Tuesday, November 12, 2013

Roller Coaster

Today was full of ups and downs, but mostly ups. I'll start at the very beginning, because that's a very good place to start. ;)

It has been a wild couple of days since my teacher moved out of my classroom and into her new classroom. The substitute is really great, and definitely on top of his game, but obviously the lessons suffer when there's not a teacher in the room. One of the school administrators asked me to lead the lesson for today, which included four new vocabulary words. I said I would rather not, because City Year is actually supposed to avoid that very situation, and because my teacher had allowed me to pull my focus list students out during vocab days and we had been playing a game the students really liked (trashketball). But the admin put some pressure on me, saying that I knew how the lesson went and it was important for the class to stay on track yada, yada, yada, I ended up agreeing.

So I had the words made up in a PowerPoint complete with funny pictures to add some pizazz. 

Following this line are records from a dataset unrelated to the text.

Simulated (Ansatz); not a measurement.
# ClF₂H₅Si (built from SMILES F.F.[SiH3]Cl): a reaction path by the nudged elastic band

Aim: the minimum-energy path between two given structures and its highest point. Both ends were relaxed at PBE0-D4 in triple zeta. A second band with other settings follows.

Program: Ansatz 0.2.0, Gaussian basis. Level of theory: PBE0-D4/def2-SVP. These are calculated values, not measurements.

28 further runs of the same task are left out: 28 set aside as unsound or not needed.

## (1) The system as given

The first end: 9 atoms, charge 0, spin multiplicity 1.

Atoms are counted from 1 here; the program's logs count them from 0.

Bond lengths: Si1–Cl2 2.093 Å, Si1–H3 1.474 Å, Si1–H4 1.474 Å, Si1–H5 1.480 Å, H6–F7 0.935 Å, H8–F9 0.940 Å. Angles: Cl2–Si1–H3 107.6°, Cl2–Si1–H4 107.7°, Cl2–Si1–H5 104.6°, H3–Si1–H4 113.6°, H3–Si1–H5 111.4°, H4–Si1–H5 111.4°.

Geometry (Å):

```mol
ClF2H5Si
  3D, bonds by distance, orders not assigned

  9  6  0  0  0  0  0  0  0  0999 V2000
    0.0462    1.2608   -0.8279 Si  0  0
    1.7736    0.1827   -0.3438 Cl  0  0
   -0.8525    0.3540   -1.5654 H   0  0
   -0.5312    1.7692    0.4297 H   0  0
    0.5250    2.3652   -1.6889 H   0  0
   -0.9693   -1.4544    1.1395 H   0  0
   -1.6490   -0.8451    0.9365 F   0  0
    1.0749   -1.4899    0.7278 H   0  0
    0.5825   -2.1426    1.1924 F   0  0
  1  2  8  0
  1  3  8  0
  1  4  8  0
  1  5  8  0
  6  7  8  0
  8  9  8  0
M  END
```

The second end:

My first lesson went less than wonderfully. The students weren't being respectful whatsoever, and I actually stopped instruction to remind them that this wasn't part of my job and that I was leading class to help them learn the words and that the least they could do is respect me by not talking. That kept them quiet for awhile and they actually got kind of into the lesson! We discussed words like 'humiliating' and 'gloated' and the students really enjoyed giving their examples and ideas about the words. However, I knew I had gotten a little hard on them when one of the students' "powerful" sentence for the word 'rage' was, "Ms. C felt rage when the class wouldn't stop talking while she was teaching." Whoops; but I guess it's good that they could see me get frustrated with their disrespect. 

The substitute led the lesson in all the Pre-AP classes that I don't assist in, an he also led the class that has the worst behavior. I was trying to take a step back from leading and I figured he could handle it. It went okay, but the students were really out of hand.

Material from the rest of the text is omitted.